Tara Betts. Arc & Hue. Detroit: Willow Books, 2009.
Tara Betts’s volume Arc & Hue rhythmically and thematically explores life in its varied experiences and personal struggles. Betts creatively portrays the tensions of negotiating the world and forging an identity. In a society in which skin color continues to determine perception, Betts reveals the feeling of betrayal of white people who mistakenly take the speaker as one of them, black people who envy her light skin and isolate her, and the painful knowledge that a mixed race woman can never fully satisfy all the expectations from distinct racial groups.

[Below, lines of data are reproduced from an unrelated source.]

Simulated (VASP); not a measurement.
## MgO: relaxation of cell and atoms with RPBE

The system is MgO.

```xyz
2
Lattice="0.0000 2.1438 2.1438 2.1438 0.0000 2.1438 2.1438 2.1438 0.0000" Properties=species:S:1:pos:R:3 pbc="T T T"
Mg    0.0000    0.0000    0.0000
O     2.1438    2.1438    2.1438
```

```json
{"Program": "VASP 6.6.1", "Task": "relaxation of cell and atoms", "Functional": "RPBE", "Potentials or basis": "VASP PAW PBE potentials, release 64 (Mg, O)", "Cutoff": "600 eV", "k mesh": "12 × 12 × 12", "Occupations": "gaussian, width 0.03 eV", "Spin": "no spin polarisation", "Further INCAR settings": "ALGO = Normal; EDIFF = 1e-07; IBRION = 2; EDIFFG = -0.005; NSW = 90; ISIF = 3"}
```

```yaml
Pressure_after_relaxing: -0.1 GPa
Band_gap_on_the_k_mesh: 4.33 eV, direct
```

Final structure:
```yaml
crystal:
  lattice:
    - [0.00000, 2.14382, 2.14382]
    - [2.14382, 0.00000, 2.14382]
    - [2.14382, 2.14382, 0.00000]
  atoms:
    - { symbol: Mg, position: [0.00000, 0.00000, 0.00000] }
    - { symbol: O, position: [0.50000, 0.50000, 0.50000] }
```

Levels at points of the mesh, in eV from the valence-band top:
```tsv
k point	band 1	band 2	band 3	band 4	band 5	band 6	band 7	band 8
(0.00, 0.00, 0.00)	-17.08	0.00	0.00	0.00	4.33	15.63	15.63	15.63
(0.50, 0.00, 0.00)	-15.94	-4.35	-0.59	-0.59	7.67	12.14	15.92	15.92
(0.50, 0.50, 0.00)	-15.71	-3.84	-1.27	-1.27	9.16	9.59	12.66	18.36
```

In Betts’s “What It’s Like to Be a Mixed Girl (For those of You Who Aren’t),” the speaker reveals the struggles of a girl who is “torn between tragic paths.” Other girls do not accept her because they “see / stuck up high yellow bitch / stamped on your breath,” while men pursue her because “damn I thought you was white / then asking for your number.” The speaker’s light skin is considered beautiful or preferable; however, this does not inspire the love or adoration of her peers. Rather, it alienates her as she is devalued by envious women and valued by men only for her association with white skin.
She cannot embrace being white, or attempt to “pass,” because then “waking up your voice reminds you / You’re Black.” Because our society still regularly presents blackness as a problem or negative especially in comparison to whiteness, the speaker finds herself in difficult positions and left to create her own sense of identity that defies the confusion and troubled misperceptions of her world.